Loading…
Monday, May 20, 2013
Current Weather
Loading Current Weather....
Published: 3/13/2006

DeWine paints picture of independence from President's viewpoints

BY JIM TANKERSLEY
BLADE POLITICS WRITER
Sen. Mike Dewine, right, attending a 2004 rally with President Bush and Zell Miller in Ironton, Ohio, says when pople decide to vote for him, they are 'not electing George Bush ... they're electing me.' Sen. Mike Dewine, right, attending a 2004 rally with President Bush and Zell Miller in Ironton, Ohio, says when pople decide to vote for him, they are 'not electing George Bush ... they're electing me.' Enlarge

It took Mike DeWine 50 minutes and two chats with a waitress to get a glass of milk to wash down his oatmeal in Perrysburg yesterday.

Ohio's senior senator had less trouble trying to wash away Democrats' attempts to smother him in President Bush's sagging popularity. In a breakfast interview with The Blade, Mr. DeWine, a Republican from Cedarville, said the President sent too few troops to Iraq and must submit to permanent legislative oversight of his domestic wiretapping program.

Mr. DeWine also criticized the Bush Administration's handling of a controversial plan to allow a Middle Eastern country to assume operations of U.S. ports - although he declined to criticize the now-scuttled plan itself.

The comments came a day after Mr. DeWine toured Ohio with Karl Rove, the President's top political adviser, and two weeks after Mr. Bush helped Mr. DeWine raise $1.1 million for re-election in Cincinnati.

They reflect a balancing act that Democrats call hypocritical, but Mr. DeWine says fits his pragmatic approach in the Senate.

"I do not always agree with the President, and when I do not agree with him, I vote the other way," Mr. DeWine said, adding a moment later: "People of this state are going to decide if they want Mike DeWine to be their senator. They're not electing George Bush, they're not electing Karl Rove, they're electing me."

Mr. DeWine's presumptive November opponent disagreed. In a telephone interview, U.S. Rep. Sherrod Brown (D., Avon) called the visits by Mr. Rove and Mr. Bush, along with a January fund-raiser Vice President Cheney headlined for Mr. DeWine in Washington, "rewards for service well-done for the President."

Mr. DeWine attended Mr. Rove's Saturday evening speech in Bowling Green. He and his wife, Fran, stayed the night with a friend nearby.

The interview included what appeared to be Mr. DeWine's most extensive public discussion of the proposed port management agreement with Dubai Ports World, which canceled the deal last week under pressure from the public and legislators in both parties.

Mr. DeWine said he would have preferred for Congress to complete a 45-day review of the proposal.

"My initial impression was that we did not have enough information" to decide on the deal, he said. "It was clear initially that the public was very upset about it; it was clear initially that the administration did not do a very good job explaining it."

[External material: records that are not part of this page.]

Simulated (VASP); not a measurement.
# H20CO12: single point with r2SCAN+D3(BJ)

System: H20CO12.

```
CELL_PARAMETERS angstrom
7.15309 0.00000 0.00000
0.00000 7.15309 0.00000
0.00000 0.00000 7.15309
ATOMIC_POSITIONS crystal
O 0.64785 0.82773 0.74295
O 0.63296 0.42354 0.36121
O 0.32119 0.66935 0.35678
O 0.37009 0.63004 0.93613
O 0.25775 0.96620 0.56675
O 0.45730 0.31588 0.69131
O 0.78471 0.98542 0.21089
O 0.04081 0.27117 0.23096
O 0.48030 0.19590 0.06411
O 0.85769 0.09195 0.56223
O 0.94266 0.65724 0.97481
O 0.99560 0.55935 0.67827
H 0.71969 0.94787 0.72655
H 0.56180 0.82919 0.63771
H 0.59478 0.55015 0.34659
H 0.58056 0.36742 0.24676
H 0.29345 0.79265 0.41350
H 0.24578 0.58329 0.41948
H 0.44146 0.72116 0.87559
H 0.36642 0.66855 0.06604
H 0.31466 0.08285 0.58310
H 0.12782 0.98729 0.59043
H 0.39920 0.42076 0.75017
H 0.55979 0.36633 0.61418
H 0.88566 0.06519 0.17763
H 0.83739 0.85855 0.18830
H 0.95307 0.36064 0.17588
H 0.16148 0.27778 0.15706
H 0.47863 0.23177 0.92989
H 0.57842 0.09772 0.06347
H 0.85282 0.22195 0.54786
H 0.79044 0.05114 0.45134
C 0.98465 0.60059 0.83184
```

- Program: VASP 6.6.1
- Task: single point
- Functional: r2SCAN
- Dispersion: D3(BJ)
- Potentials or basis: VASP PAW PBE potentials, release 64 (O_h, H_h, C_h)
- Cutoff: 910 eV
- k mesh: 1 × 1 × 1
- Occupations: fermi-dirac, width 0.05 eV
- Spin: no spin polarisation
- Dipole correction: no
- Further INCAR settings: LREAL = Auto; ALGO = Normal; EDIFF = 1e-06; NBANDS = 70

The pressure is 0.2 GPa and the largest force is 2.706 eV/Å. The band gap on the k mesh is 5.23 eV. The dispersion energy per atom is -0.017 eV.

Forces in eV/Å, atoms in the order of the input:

He said history will ultimately judge Mr. Bush on his response to the Sept. 11, 2001, terrorist attacks, including the wars in Iraq and Afghanistan. Mr. DeWine praised the Afghan war and Mr. Bush's efforts to improve intelligence gathering and said Iraq's future is a political, not military, question.

"Clearly there were mistakes made in Iraq," he added. "There were not enough troops sent in there."

Mr. DeWine said he was encouraged by Mr. Bush's agreement this week to brief a Senate subcommittee on his wiretapping program. He said he will push a bill that would legalize the program but formalize congressional oversight of it.

"The administration's position," he said, "is we don't need any authorization to do what they're doing. Critics on the left, Democrats, have said, that oversight has not been enough.●...● The problem is, if you don't pass this legislation, if you don't pass any legislation, than this whole thing is in limbo."

Mr. Brown said current laws - with perhaps some "minor modifications" - go far enough in allowing federal agents to listen in on terrorist conversations, then request warrants afterward from a secret court. He accused Mr. DeWine of "twiddling his thumbs" on national security, particularly the ports deal, which Mr. Brown frequently criticized in past weeks.

"The rest of Congress in both parties had enough information to make a decision" on the deal, Mr. Brown said. "I would just feel more comfortable if my senator was standing up and looking for ways to stop this from happening again."

Mr. DeWine declined to discuss Mr. Brown at length, saying only, "Sherrod has a record as well as I do. I think people are going to look at his record, look at my record."

After breakfast at Holiday Inn French Quarter, Mr. and Mrs. DeWine headed to church and then to Detroit, where they'll attend a fund-raiser today organized by Spencer Abraham, a former senator from Michigan and Mr. Bush's first secretary of energy.

Contact Jim Tankersley at: jtankersley@theblade.com or 419-724-6134.



Guidelines: Please keep your comments smart and civil. Don't attack other readers personally, and keep your language decent. If a comment violates these standards or our privacy statement or visitor's agreement, click the "X" in the upper right corner of the comment box to report abuse. To post comments, you must be a Facebook member. To find out more, please visit the FAQ.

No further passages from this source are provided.